Tuesday, May 16, 2017

Is Beirut Pride preaching the converts?

Beirut Pride is happening! Good for them. The program is charged with a multitude of events and screenings. Also good for them. That it comes with a very nice logo, also good for them. Before anyone starts getting the wrong idea because of the title of the post, I am pleased such a festival is happening in a society such a Lebanon - where being out of the norm is not exactly encouraged (and by out of the norm I mean anyone simply not conforming on any level - from fashion, to lifestyle, to sexual identity).
Now that I said that, I cannot help but wonder if Beirut Pride is preaching for the converts.
Where are the events happening? At Station - not your run of the mill place - and Bardo (apparently one of the rare gay-friendly places in Beirut, even if truth be told I rarely go out and am relying on hearsay).
Several years back, there was a graduation project I saw whose central theme was "everyone is OK with the homosexual thing as long as it not happening in their family". At the time I was one of those who did not get what the student was pointing at, specifically that she was homophobic herself. With time and distance, I think I get it.
I feel these events, no matter how important and timely, never trickle down to the public. And please do not get me wrong, I am not equating university degrees with knowledge. Regardless of the socio-economic class (even if homosexuality is more accepted in the higher echelons of society in Lebanon as long as it comes with a side pairing of "trophy wife" or "rich banker husband" - and yes, I am measuring my words), level of education, or religious views (add as many factors as you wish to the list), the whole "gay thing" never seems to go out of specific circles.

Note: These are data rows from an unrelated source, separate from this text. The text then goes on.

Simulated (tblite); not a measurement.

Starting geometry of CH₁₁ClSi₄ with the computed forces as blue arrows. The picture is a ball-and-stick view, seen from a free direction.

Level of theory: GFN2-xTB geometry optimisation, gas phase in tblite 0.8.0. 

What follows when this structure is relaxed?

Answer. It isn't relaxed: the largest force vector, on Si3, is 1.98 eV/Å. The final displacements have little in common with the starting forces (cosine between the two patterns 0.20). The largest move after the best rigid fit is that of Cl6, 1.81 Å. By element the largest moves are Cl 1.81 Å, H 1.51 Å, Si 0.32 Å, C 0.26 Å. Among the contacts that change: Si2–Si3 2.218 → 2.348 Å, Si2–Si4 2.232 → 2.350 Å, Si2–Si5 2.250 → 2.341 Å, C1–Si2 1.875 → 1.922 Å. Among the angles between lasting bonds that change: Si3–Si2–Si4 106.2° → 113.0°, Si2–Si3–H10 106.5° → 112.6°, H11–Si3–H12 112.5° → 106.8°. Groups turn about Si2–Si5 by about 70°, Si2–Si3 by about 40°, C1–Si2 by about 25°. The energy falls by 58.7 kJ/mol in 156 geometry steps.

The 90s was a time of talk shows on Lebanese screens, and homosexuality was discussed, but I cannot help but feel that - two decades down the line - things are still taboo, that we have - not only stood still - but regressed in terms of social norms. Much like women's rights, where any step forward is met with ten steps back, this is an uphill struggle akin to Sisyphus and his rock.
Beirut Pride is certainly a very important event, but I feel it is catering to the same crowd, the same people already predisposed mentally to accepting what it has to offer. I have recently written about LGBT characters inclusion in Lebanese advertising, however, I am not mistaking one-offs with trends. Neither should the Beirut Pride organizers and attendees.